Thursday, January 8, 2009

Waking Life in the City

The Boston Globe featured an article this weekend about How the City Hurts your Brain. In it, Jonah Lehrer says that the sheer number of activities you encounter in a city "dulls our thinking, sometimes dramatically so" and offers scientific studies that prove this. Its conclusion: take more walks in natural settings and/or simplify your living space. In other words, not something we don't already know.

However, it got me to thinking during one of my recent commutes - one of those ice and slush trips where you have to shuffle your feet to stay upright, people constantly hitting you with their umbrellas, trains delayed and packed shoulder to shoulder with people - tat there really is too much stimulus in a city. Personally, I know that there are times I arrive at home exhausted with no real reason for being so other then the city and the train bombard you with so many inputs that your brain can't simply handle them all.
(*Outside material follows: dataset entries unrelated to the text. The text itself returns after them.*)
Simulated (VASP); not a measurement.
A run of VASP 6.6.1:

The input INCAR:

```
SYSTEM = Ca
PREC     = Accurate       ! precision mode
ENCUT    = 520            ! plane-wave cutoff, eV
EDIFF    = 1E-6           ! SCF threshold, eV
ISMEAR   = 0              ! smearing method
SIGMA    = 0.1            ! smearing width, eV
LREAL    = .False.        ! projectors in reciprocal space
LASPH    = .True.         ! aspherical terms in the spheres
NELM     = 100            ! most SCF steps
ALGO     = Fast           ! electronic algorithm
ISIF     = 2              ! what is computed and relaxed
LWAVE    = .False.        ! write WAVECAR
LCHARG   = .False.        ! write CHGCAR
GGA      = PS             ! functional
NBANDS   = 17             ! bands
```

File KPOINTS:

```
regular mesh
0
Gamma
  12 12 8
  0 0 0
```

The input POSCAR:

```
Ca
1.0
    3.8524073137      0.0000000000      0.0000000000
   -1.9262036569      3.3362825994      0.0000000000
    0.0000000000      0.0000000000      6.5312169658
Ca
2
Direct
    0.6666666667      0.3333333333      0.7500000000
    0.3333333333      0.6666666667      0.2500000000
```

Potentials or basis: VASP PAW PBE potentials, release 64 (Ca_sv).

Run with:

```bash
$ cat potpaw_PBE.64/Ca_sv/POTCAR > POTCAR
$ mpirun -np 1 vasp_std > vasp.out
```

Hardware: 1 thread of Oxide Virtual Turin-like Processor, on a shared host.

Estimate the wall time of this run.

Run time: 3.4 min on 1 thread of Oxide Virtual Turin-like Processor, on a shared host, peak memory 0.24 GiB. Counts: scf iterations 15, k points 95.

One new thing I did get out of the article above is that ignoring things takes brainpower too:

A city is so overstuffed with stimuli that we need to constantly redirect our attention so that we aren't distracted by irrelevant things, like a flashing neon sign or the cellphone conversation of a nearby passenger on the bus. This sort of controlled perception -- we are telling the mind what to pay attention to -- takes energy and effort.


This whole problem reminded me a scene from Waking Life, a 2001 Richard Linklater movie I re-watched recently. (This is the same scene I mention here.)

In one scene, the main character runs into a red-headed woman who insists that they have a "real" interaction - one where they engage each other as more then "ants", as people that don't just follow polite, efficient social conventions. As she puts it:

I know we haven't met, but I don't want to be an ant. You know? I mean, it's like we go through life with our antennas bouncing off one another, continuously on ant autopilot, with nothing really human required of us. Stop. Go. Walk here. Drive there. All action basically for survival. All communication simply to keep this ant colony buzzing along in an efficient, polite manner. "Here's your change." "Paper or plastic?" "Credit or debit?" "You want ketchup with that?" I don't want a straw. I want real human moments. I want to see you. I want you to see me. I don't want to give that up. I don't want to be ant, you know?


The problem with this notion, as nice as it may sound, is that such a life is impossible. Trying to have "real" interactions with the thousands of people you see everyday would be exhausting, and leave room for nothing else. Like living in the city, basic interactions would take hours and drain you of all energy. Simply walking down the sidewalk would take up the whole day.

So what's the solution? No idea. I'm sure smarter minds then mine have come up with some great theories (one I've learned of recently is Martin Buber's "I and Thou" although I don't really know what it involves).

However, there's got to be a healthy balance from engaging the world on a "real" level and one where you completely ignore aspects of life that are inessential to your survival and interests. Perhaps this involves living in a green space and living in the city, as Lehrer suggests?

Either way, there's some compromise involved. Until I hear of something better, i'll just continue to read my book on the train and save my energy for home, work, and those happy moments in between where two ants do happen make a real connection.